Uganda aquaponics story spawns partnership

A listener contacted us after our story aired on PRI’s The World about entrepreneur Charles Mulamata’s effort to start an aquaponics business in his native Uganda. (Aquaponics is a combination of fish and vegetable farming that promoters say is more efficient and productive than conventional methods.) Geoff Platt, who develops aquaponics systems in Arizona, asked us to forward his contact information to Mulamata. Here’s what he wrote today:

Does good journalism change anything? Can words make an impact? Through this interview you may well have started something much larger than you could have imagined….

I am currently helping [Charles] develop several businesses. A mobile aquaponics van, a vertical farming system capable of much larger yields, a wood gas stove designed to reduce eye problems related to smoke exposure, and a bamboo farm to provide cheap, renewable wood to burn as well as continue to build the bicycles they make out of bamboo.

Charles Mulamata surveys a plot of land where he hopes to build an aquaponics facility.
Charles Mulamata hopes to build an aquaponics facility on this plot near Kampala. Photo by Jon Miller.

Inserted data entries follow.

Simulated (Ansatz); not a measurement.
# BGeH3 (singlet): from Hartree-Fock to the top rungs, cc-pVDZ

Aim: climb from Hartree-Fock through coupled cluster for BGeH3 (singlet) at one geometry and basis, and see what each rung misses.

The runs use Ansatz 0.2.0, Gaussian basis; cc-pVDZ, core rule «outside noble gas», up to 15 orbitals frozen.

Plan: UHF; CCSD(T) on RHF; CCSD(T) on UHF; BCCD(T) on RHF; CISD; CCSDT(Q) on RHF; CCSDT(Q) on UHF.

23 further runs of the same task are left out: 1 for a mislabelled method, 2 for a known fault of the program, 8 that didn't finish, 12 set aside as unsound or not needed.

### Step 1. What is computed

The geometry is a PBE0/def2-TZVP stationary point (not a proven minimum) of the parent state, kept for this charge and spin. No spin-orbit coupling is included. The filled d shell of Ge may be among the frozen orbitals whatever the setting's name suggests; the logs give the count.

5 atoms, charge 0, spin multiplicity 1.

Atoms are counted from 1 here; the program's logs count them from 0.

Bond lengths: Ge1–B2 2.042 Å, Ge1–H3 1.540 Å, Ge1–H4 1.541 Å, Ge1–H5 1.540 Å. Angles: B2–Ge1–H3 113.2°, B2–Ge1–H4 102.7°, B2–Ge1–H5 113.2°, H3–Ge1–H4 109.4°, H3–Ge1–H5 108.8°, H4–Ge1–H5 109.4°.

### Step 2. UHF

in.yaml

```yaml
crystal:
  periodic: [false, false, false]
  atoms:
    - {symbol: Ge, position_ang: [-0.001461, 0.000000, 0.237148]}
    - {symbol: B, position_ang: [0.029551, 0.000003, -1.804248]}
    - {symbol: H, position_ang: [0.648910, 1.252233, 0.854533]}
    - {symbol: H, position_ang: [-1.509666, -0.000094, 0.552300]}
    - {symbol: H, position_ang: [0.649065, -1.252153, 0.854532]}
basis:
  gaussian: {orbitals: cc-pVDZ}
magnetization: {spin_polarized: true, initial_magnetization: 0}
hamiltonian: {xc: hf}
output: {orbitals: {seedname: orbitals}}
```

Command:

He goes on to report that Mulamata, an engineer who has started several small businesses, has petitioned the Ugandan government for access to land on an island in the Nile to start an aquaponics research facility and tilapia nursery.

We have no idea how this will all turn out, but it’s great to be reminded that a six-minute radio story can catalyze real action on the other side of the world. We’ll keep you posted as things develop.